Commission on Security and Cooperation in Europe

Testimony :: Hon. Sam Brownback
Ranking Minority Member - Commission on Security and Cooperation in Europe

Print

Mr. Chairman, I am pleased that the Commission has convened this hearing to look at the state of affairs in a key country which is closely allied to the United States. Though geographically small, Georgia has disproportionate strategic significance.



I have followed Georgia for years and have traveled there several [numerous?] times. I welcomed the Rose Revolution in 2003 and the Orange and Tulip Revolutions which followed in Ukraine and Kyrgyzstan in 2004 and 2005. I regret that political tensions which had accumulated in Georgia since 2003 found expression in the violent confrontations of last November. It is my sincere hope that whatever differences exist between the Georgian government and opposition can be bridged by a spirit of compromise and goodwill.
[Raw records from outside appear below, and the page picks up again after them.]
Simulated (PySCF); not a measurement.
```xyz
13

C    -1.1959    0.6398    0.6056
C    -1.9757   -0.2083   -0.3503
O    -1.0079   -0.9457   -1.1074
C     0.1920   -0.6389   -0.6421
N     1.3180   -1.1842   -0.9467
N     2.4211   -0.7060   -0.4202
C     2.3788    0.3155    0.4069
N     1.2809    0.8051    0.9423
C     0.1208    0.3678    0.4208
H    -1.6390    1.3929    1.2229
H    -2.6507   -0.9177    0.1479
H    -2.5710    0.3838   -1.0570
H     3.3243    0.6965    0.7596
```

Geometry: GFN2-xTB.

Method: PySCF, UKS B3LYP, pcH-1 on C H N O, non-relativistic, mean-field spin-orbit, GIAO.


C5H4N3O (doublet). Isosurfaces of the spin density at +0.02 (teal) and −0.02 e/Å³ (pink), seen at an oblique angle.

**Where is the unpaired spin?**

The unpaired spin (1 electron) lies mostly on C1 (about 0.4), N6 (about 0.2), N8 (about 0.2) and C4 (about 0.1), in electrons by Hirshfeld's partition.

Reconciliation and accord are essential not only for Georgia’s democracy and institutional development but also for its security. Georgia has been under severe Russian pressure for years and Russian-Georgian ties have accordingly been quite strained. Last year, Moscow imposed a virtual economic embargo on Georgia, barring access to Russian markets for such products as Georgian wine and mineral water.



Nevertheless, President Saakashvili has emphasized his desire to work for better relations with Russia. I welcome recent indications from Russian officials that whatever happens in Kosovo, Moscow does not necessarily plan to recognize Abkhazia and South Ossetia. I hope that Foreign Minister Lavrov, who attended President Saakashvili’s inauguration on January 20, follows through with serious initiatives to improve the bilateral Russian-Georgian relationship.



At the same time, I want to firmly state my support for Georgia’s NATO ambitions. I believe that NATO enlargement must proceed and that the inclusion of a strategically important country in the Caucasus offers clear benefits to U.S. security, without threatening Russia. Accordingly, I hope the upcoming NATO Summit in Bucharest in April offers a Membership Action Plan to Georgia and Ukraine as well.



I look forward to the testimony of our witnesses.